• Category Category: M
  • View View: 3214
Print Friendly, PDF & Email

MAWDUDI, SAYYID ABU AL-A’LA (also rendered from Urdu as Abu’l-A`la Maududi; 25 September 1903 – 22 September 1979) Islamic ideologue and politician. Sayyid Abu al-A’la Mawdudi was one of the most influential and prolific of contemporary Muslim thinkers. His interpretive reading of Islam has contributed greatly to the articulation of Islamic revivalist thought and has influenced Muslim thinkers and activists from Morocco to Indonesia. His impact is evident in the exegesis of Sayyid Qutb of Egypt, as well as in the ideas and actions of Algerian, Iranian, Malaysian, and Sudanese revivalist activists. In South Asia, where Mawdudi’s ideas took shape, his influence has been most pronounced. Jama`at-i Islami (the Islamic Party), the organization that has embodied his ideology over the course of the past five decades, has played a significant role in the history and politics of Pakistan, India, Bangladesh, Sri Lanka, and the South Asian communities of the Persian Gulf states, Great Britain, and North America.

Abu'l-A`la Maududi

Abu’l-A`la Maududi

Mawdudi was born in Aurangabad, Deccan (now Maharashtra), on 25 September 1903 (3 Rajab 1321) into a notable family of Delhi who traced their lineage to the great Chishti Sufi saints who had played a prominent role in the conversion of India to Islam. The Mawdudis had been close to the Mughal court, especially during the reign of the last ruler of that dynasty, Bahadur Shah Zafar. The family had suffered greatly during the sack of Delhi by the British in 1858 and had witnessed a reversal in its fortunes following the suppression of Muslim power in the Indian subcontinent. It had, however, continued to identify with the glories of Muslim history in India and was not reconciled to British rule over the domain of the Mughals. Mawdudi’s mother was also from a notable family of Delhi who had settled in the Deccan and served generations of nizams of Hyderabad. The Indo-Islamic cultural roots of the family, its identification with the glorious heritage of Muslim rule over India, its aristocratic pretensions, and its disdain for British rule were to play a central role in shaping Mawdudi’s worldview in later years.

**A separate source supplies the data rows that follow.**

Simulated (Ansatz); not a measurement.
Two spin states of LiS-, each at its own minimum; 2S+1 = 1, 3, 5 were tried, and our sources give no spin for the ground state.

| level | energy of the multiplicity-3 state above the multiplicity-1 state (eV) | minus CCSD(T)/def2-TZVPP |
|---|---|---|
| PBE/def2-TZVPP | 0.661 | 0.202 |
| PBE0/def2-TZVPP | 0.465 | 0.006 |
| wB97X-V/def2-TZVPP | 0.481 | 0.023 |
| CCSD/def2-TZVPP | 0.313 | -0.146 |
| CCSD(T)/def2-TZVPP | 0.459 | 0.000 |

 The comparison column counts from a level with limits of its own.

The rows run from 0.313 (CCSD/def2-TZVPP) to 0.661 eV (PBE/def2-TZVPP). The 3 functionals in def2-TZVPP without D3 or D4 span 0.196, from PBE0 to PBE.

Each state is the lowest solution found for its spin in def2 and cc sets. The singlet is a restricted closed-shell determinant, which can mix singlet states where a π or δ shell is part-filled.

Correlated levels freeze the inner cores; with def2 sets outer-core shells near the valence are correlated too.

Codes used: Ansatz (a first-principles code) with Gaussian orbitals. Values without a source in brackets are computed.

Mawdudi’s father, Sayyid Ahmad Hasan, was among the first to attend the Muslim Anglo-Oriental College at Aligarh and to embark on Sayyid Ahmad Khan’s experiment with Islamic modernism. His stint at Aligarh, however, did not last long, since he left the school to complete his education in law in Allahabad. After completing his studies, Ahmad Hasan settled in the Deccan, first in Hyderabad and later in Aurangabad. There he was initiated into Sufism and for a time abandoned his career to devote himself to worship at the shrine of Nizamuddin Auliya in Delhi. Ahmad Hasan’s puritanical streak and love of Sufism created a strongly religious and ascetic environment in which his children were nurtured. Ahmad Hasan, moreover, took great pains to rear his children in the Muslim notable (sharif) culture and to educate them classically, intentionally excluding English from their curriculum. They were educated at home in Arabic, Urdu, and religious texts for a number of years. Mawdudi’s mastery of Arabic was such that at the age of fourteen he translated the Egyptian thinker Qasim Amim’s work Al-mar’ah al -jadidah from Arabic into Urdu.

At the age of eleven the young Mawdudi was enrolled at the Madrasah-i Fauqaniyah in Aurangabad, where he encountered modern education for the first time. He was compelled to abandon his formal education at the age of sixteen because of his father’s illness and death; however, he remained acutely interested in writing and politics. His interests were then secular and focused solely on the issue of nationalism. In 1918 and 1919 he wrote essays in praise of Hindu Congress leaders, notably Gandhi and Madan Muhan Malaviya. In 1918 he joined his brother Abulkhair in Bijnor to begin a career in journalism. Soon after that the brothers moved to Delhi, where Mawdudi was exposed to the variety of intellectual currents in the Muslim community. He became acquainted with modernist writings as well as with the activities of the independence movement. In 1919 he moved to Jabalpur to work for the pro-Congress weekly Taj. There he became fully active in the Khilafat movement and in mobilizing Muslims in support of the Congress Party. His passionate articles eventually led to the closure of the weekly by the authorities.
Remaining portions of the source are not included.